6.17.5.3 Defining recognizers

A recognizer is a Forth word with the stack effect ( c-addr u -- translation ). c-addr u describes the string to be recognized. The returned translation is an abstract, but transparent data type: On the top of stack, there is a single-cell translation token. If the recognizer does not recognize the string, it returns the translation token translate-none. If it does recognize the string, it returns a translation with a different translation token. The translation token also identifies how many other stack items the translation contains and how the translation will be processed later.

E.g., when you perform

"5" rec-number

it pushes 5 translate-cell on the stack, which is a translation with the translation token translate-cell.

You typically write a recognizer as ordinary colon definition that examines the string in some way, and then pushes the appropriate translation. E.g., a simple variant of rec-tick can be implemented as follows:

: rec-tick ( addr u -- translation )
    2dup "`" string-prefix? if
        1 /string find-name dup if
            name>interpret translate-cell exit then
        drop translate-none exit then
    rec-none ;

The only appropriate use of a translation is to pass it to one of the words for performing translation actions (see Performing translation actions).

A number of translation tokens already exist in Gforth and can be used in a recognizer you write. If none of them is appropriate for your recognizer, read the next section about defining your own translation tokens.

The system-defined translation token words are documented as removing some stack items and pushing a complete translation on the stack, e.g., for translate-cell ( x -- translation ). This makes the documentation uniform and avoids cumbersome descriptions. However, actually the current translation token words just push a cell-sized translation token on the stack (for translate-cell: ( -- translate-cell )), and, combined with the additional stack items (for translate-cell: ( x -- x translate-cell )), the result is a translation (for translate-cell: ( x -- translation )).

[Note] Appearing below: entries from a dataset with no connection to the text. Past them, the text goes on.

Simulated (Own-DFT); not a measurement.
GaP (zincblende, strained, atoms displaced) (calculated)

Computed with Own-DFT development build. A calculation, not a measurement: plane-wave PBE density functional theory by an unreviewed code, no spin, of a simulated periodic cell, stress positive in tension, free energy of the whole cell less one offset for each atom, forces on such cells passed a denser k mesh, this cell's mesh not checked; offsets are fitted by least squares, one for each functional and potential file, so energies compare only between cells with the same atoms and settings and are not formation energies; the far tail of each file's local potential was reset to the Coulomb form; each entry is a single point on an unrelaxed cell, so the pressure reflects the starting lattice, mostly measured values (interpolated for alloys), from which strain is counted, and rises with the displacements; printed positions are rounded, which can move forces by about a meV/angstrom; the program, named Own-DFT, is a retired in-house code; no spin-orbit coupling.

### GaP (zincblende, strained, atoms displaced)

The text interpreter passes the output of the recognizer to a translation action (see Performing translation actions). Every translation action removes the translation from the stack, then may perform additional parsing, and finally performs the interpreting run-time of the translation token, or the compiling run-time, or the postponing run-time.

For each system-defined translation token we specify the interpreting run-time explicitly. Unless otherwise specified, the compiling run-time compiles the interpreting run-time. Unless otherwise specified, the postponing run-time compiles the compiling run-time.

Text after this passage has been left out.